AWS vs. GCP IAM Terminology and Functions

I’ve spent the last 7 years in AWS, and now I am learning GCP, so why aren’t there courses out there that teach GCP with analogies from AWS? Maybe that’s on me to create? For now, let’s take apart the differences of GCP and AWS IAM.

Start with users… leveraging AWS as baseline understanding. In AWS we, have regular IAM users, users that exist as individual principals in a particular account, where the AWS account itself performs the authN and authZ. These users are created in IAM console of AWS. In AWS we also have Federated users/ entities, which are principals’ AuthN and AuthZ is performed by external trusted entities; and a AWS Role is assumed by that Principal that aligns with the level of AuthZ. Last we have the Root account user, which is associated to the billing email address of the account, or organization(group of accounts).

This was a bit weird for me, in Google Cloud, there are a few different entities that are “users” within a GCP account.

Google Account: A Google Account, which can be a Gmail account or a Google Workspace account, can be associated with a GCP account. It represents an individual user and can be used to access GCP services.

GCP Identity: GCP provides its own identity management system called Cloud Identity. Cloud Identity allows you to create and manage users directly within GCP. These users can be associated with specific GCP projects and have permissions and roles assigned to them.

Service Account: A service account is a special type of account in GCP that represents an application or a service rather than an individual user. Service accounts are used to authenticate applications and services that need to interact with GCP resources. Service accounts are assigned roles and permissions to access specific resources.

Google Groups: Google Groups can also be considered as users within a GCP account.

That is a bit of a brain-breaker, when using AWS as my reference, hoping this helps you. The GCP concept I needed to learn was the GCP Service Account.

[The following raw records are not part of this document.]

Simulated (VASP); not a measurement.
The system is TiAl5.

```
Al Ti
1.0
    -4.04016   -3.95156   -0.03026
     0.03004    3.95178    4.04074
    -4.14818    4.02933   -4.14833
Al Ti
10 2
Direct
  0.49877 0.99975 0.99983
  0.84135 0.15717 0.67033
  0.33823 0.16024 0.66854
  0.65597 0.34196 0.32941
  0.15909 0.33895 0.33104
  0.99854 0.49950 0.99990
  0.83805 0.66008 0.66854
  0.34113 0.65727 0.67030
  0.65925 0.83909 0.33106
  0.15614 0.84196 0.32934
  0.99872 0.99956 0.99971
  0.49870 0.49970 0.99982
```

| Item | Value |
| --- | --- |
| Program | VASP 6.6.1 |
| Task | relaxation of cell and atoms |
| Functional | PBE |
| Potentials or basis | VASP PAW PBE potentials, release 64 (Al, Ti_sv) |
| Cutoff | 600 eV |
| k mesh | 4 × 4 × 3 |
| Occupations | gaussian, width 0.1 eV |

The GCP service account functionality sort-of aligns to an AWS IAM Role, (although GCP also has “Roles”, ugh…more on those differences in a minute).

A service account is used by a .. service! Really, an application or compute workload, (not a human!). In GCP, A service account is identified by its email address. (weird, right?)

Applications use GCP service accounts to make authorized API calls by authenticating as the service account itself. When an application authenticates as a service account, it has access to all resources that the service account has permission to access. Service account are attached to the resource running the application, (sounds a bit like an AWS role, yeah?)

Let’s talk more about the differences with GCP and AWS Roles. While both GCP and AWS roles serve the purpose of granting permissions, GCP roles are more focused on defining permissions for specific resources or services, while AWS roles are centered around trusted entities assuming roles to acquire permissions.

AWS Roles:

In AWS, roles are Trust-based: ( think trust policy.. who can assume the role) An AWS role is a way to delegate access permissions to trusted entities, such as IAM users, AWS services, or external federated users. Roles define what actions and resources can be accessed, (via the policies attached to them); and who can assume the role.

Assumption of Roles: IAM users or services can assume an AWS role to temporarily acquire the permissions associated with that role. This, of course, enables entities to access AWS resources securely without having their own long-term access keys or credentials, YAY!

Service-oriented: AWS roles are often associated with AWS services and resources, allowing services like EC2 instances, Lambda functions, or ECS tasks to assume roles and access other AWS services. Roles can also be assumed by IAM users to gain temporary permissions.

GCP Roles:

Permissions-based: In GCP, a role is a collection of permissions that determine what actions a user or service account can perform on GCP resources. GCP provides a set of predefined roles with specific permissions, (Viewer, Editor, and Owner). Custom roles can also be created to define granular permissions.

The big differentiator for GCP… There is no concept of assuming roles in GCP. GCP roles are permission-based and are assigned directly to users or service accounts.